Came through the youth team before signing a professional contract with the Rovers in July 1970 under manager Lawrie McMenemy. The talented striker made progress in reserve team football before being given his chance in a Rovers team that was finding life in the third division hard, with goals difficult to come by. The 18 year old was included in the starting line up on the 27th November 1970 away at Shrewsbury Town where he made an immediate impact. Within moments the teenager had opened the scoring, and went on to have a hand in Rovers’ third as the side recorded a great 3-0 win. He kept his place for the following game at Belle Vue, again finding the net in a 2-1 defeat to Swansea, but Rovers struggled badly and Kitchen returned to the reserves before returning to play a part in the final 8 games, scoring 4 goals in the process. Things were looking good for him to become a regular in the side, but the team were relegated and McMenemy replaced as manager by Maurice Setters and Kitchen was seemingly back to square one and he made only 6 starts the following year.

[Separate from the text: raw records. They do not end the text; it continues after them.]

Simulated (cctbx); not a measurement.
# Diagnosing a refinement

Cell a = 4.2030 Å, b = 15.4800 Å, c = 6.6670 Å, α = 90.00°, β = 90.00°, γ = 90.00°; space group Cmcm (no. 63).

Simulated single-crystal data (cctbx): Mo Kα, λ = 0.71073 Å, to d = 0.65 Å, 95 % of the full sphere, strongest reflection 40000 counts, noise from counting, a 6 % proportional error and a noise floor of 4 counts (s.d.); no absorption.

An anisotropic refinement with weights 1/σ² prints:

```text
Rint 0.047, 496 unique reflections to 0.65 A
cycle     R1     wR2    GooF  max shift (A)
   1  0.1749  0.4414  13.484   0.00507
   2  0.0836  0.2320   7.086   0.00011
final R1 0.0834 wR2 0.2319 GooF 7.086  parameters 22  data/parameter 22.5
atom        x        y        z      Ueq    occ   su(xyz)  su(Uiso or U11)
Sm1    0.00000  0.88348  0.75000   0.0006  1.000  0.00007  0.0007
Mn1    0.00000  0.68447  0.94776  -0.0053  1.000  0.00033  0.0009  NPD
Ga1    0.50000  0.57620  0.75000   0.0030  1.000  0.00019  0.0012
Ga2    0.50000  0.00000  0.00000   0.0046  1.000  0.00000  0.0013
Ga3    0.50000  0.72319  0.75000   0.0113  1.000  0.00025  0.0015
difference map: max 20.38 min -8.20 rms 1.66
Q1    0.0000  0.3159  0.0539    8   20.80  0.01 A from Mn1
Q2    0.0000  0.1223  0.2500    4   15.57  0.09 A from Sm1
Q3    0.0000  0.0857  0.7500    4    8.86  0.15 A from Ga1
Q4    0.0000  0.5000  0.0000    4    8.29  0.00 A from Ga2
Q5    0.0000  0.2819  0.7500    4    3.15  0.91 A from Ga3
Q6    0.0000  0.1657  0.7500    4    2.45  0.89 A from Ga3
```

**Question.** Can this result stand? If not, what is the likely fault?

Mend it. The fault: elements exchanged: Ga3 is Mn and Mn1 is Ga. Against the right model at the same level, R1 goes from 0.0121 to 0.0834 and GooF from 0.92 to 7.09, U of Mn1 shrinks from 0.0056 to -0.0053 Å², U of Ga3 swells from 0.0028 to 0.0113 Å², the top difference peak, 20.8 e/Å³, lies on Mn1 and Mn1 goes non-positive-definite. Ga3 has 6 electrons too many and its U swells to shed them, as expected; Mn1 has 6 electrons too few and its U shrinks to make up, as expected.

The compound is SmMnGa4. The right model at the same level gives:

He started the 1972 season as a regular in the team and despite the team managing only 1 point from the first 6 games, Kitchen had already helped himself to a couple of goals. The following season began with more optimism, a number of players had joined Kitchen in the first team from the clubs youth set up, and big striker Brendan O’Callaghan joined the Rovers forward line. He and Kitchen immediately hit it off with O’Callaghan’s ability in the air a constant source of ammunition for the ever alert Kitchen. The pair scored 26 goals between them including two at Anfield in the memorable draw with the eventual cup winners that would have seen Rovers produce one of the biggest upsets ever had Kitchen’s late effort found the net instead of the cross bar.
The next few years saw Kitchen’s talents blossom alongside O’Callaghan and winger Ian Miller, the trio were an exciting unit to watch and guaranteed goals with Kitchen scoring over 20 in the league for the next three seasons. The only black spot being that despite the talent and goals the team possessed they never managed to achieve promotion, leaving Kitchen frustrated and keen to test himself at a higher level, he spent most of his final season with the club on the transfer list, before moving to second division Leyton Orient in the summer for £45,000.
He proved he could score goals at a higher level, even in a struggling Orient side, and dragged the team to the semi-finals of the FA cup, scoring 7 of the teams 9 goals in the competition. He went on to play for Fulham (moving for £150,000) Cardiff before heading back to Orient where he was again among the goals via a spell in Hong Kong during a career which saw over 150 league goals.
The only mystery sounding the career of Peter Kitchen was how he never got the opportunity to play at the highest level. Not the quickest of strikers, though he was razor sharp in the penalty box, he was a supreme finisher though his game offered more than just goals. He came alive in the box often needing only one touch where others would’ve needed two. He scored 101 goals for the club and is a genuine Rovers legend.